The New York Times chronicles the how going taller and building in backyards with more units through duplexes and accessory dwelling units in San Diego’s Clairemont neighborhood, built during the 1950s, is impacting long-time residents, flippers, developers, and local elected officials.

The suburban dream that Ms. Coats’s family bought into has become the American housing system. Reforming it is key to any number of existential problems, including reducing segregation and wealth inequality or combating sprawl and climate change (transportation accounts for about a third of the nation’s carbon dioxide emissions). 

But the process will be long and difficult, as single-family neighborhoods are America’s predominant form of living and homeowners broadly enjoy them.

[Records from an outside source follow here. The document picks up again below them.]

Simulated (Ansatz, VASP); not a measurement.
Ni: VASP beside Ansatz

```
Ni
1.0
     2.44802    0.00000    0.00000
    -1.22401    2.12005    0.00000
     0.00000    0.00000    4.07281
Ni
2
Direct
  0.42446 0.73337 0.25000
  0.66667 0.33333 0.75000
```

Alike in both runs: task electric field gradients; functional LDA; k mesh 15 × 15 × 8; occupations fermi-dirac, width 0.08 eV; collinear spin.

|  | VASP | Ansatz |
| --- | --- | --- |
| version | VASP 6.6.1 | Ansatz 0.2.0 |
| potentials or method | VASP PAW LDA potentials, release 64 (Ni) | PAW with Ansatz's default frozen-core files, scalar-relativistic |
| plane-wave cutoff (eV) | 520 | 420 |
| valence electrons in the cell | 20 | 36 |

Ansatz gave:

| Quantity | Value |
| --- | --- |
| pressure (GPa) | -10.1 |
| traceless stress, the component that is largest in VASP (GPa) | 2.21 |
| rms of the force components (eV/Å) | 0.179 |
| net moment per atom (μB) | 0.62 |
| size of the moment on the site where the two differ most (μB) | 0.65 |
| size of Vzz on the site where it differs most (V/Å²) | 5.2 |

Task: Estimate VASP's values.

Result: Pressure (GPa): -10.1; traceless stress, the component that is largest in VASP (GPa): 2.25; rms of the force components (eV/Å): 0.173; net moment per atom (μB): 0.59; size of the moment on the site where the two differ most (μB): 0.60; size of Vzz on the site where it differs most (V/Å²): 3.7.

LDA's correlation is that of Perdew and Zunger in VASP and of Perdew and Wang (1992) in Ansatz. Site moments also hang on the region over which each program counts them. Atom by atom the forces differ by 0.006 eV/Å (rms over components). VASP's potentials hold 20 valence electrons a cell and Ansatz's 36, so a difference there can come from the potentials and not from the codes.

The implications go way beyond geography. The America that prevailed when Ms. Coats’s family of six moved to Baxter Street was a more middle-class country, where women had about 3.5 children on average. Today inequality is much starker, and the fertility rate has been cut in half as adults remain single longer and have fewer or no children after they pair up. Members of the millennial generation continue to lag their parents in homeownership, and 20 percent of U.S. households are multigenerational — up from 12 percent in 1980 — as families grapple with the cost of living.

In other words, the pressure to remake neighborhoods like Clairemont is due not to some sudden shift in what people want out of a home but rather to the sweeping social changes that have already played out inside them.